This post was updated on August 31st, 2018
Today we woke up to a sunny day — after two days of gray and rainy weather it was just about time, as neither of us had fancied starting the bike ride in Denmark on a rainy day.
But now we didn’t have to. We only had to get ready first 🙂
I had plotted today’s route into my GPS, planning for it to take us all the way to Odde with a stop in Roskilde, but we also had both a map of Danish cycling routes, which was supposed to help us when the GPS would fail.
I had thought that, if we followed the national routes out of Copenhagen, it would be easiest for us, and we shouldn’t encounter any difficulties. Well I was wrong. Getting out of Copenhagen still was a nerve-wracking ride as we were pointed into directions that just did not add up. We eventually managed to get out of the city and were following southbound smaller roads and bicycle paths. When I planned this route, I had deliberately chosen to go on the southbound route to later turn north-west, as it looked like the route with the best cycling paths, even though it might add a couple of extra kilometers.
Unfortunately, already in the outskirts of Copenhagen, we lost the route for the first time. The sign that we were supposed to follow just wasn’t readable from where we were coming. Thankfully we figured that something was off before too late, so we didn’t lose that much time. Not yet at least.
It was a beautiful day for bike riding, and on these roads we weren’t bothered by traffic either, so I just enjoyed the ride. We had a short break at a harbor cafe in Ishøy, before we continued our ride toward Greve. In Greve, though, the sign for our route was gone. We had no clue how to continue the ride. So we spent two hours looking for signs to tell us where to go.
The young woman, at the gas station, that I had asked had no clue of how to get to Roskilde…
But eventually I found an elder gentleman who was able to point us into the right direction, and he even gave us directions that we could follow on our bikes and did not just send us to the nearest Interstate.
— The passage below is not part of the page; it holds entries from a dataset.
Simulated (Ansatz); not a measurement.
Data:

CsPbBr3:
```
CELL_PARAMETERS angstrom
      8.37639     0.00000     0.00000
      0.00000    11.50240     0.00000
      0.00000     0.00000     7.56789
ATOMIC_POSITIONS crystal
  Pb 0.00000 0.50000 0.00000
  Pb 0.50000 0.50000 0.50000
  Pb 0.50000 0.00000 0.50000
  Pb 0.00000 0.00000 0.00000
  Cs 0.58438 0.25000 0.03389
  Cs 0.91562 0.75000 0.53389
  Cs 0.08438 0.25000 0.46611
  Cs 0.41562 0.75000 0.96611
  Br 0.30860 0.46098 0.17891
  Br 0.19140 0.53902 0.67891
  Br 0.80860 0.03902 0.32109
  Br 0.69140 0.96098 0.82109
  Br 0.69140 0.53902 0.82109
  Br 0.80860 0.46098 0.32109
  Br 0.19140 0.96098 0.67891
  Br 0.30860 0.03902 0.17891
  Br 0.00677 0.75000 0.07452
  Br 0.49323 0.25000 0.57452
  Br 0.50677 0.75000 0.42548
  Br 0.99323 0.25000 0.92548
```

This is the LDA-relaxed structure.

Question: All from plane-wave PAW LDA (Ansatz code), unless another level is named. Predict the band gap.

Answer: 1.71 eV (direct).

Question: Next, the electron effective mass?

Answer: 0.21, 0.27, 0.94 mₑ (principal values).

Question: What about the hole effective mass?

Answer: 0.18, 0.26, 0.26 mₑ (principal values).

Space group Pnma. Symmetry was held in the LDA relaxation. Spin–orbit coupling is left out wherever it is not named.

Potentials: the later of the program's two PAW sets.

Yet we had lost so much time…
When we finally arrived in Roskilde it was already 4p.m., and I still wanted to visit the famous cathedral of Roskilde. Solo decided to surprise me and ruled that we would stay in Roskilde for the night, rather than pushing on. This way we would have a fair chance to not only visit the dome but also the Vikingship Museum.
Unfortunately the cathedral was to close just an hour after we had arrived, so we hurried to find a hotel for the night and just checked in, to have a place for our clothes, before we went onto our little sightseeing tour through the cathedral. I hadn’t quite planned on visiting a cathedral in cycling clothes…but well there is worse than that.
A visit to the Cathedral of Roskilde
The current cathedral of Roskilde is erected in replacement of an earlier wooden church built by —or rather commissioned by — Harald 1. Blåtand (* ca. 910, † 987) — Harald Bluetooth — the king who united Denmark and brought Christianity to Denmark. According to Adam from Bremen, King Harald Blåtand was buried in the church that he commissioned, yet this information is not necessarily trustworthy, as Adam from Bremen († after 1087), a magister scholarum, wrote this as an argument to get an arch bishops post for Denmark, yet the grave that was supposed to be of Harald Blåtand is empty.
So in 1170 the construction of the brick-cathedral of Roskilde was started by bishop Absalon. In the first years of the building period the cathedral was supposed to be done in a Romanesque style. This style was later abandoned, as the Gothic style became modern. The construction was completed in the 14th century, yet additions were made to it until the 20th century.
The cathedral is also the mausoleum for 40 Danish Kings and Queens, whose tombs are placed in four chapels of which the chapel of King Christian IV — decorated with Romantic style bronze statues, frescoes and paintings showing stations of his life — is the most impressive one.
On the upper floor we visited a rather small yet informative museum, which shows the history of the cathedral.
Time passed very fast, especially since we only had an hour for the entire visit of the cathedral. Too soon we had to leave the cathedral and find a place to have dinner, before we called it a day and made it back to our hotel room for a well deserved rest.
Tomorrow, before we will continue our bike ride toward Odde, we have plans to visit another museum, which already was closed when we left the cathedral.
Roskilde Museum skriver:
I 1746 oprettede købmand og rådmand Hans Rasmussen Lange og hans hustru Anna Margrethe von Essen den Langerske stiftelse i Roskilde.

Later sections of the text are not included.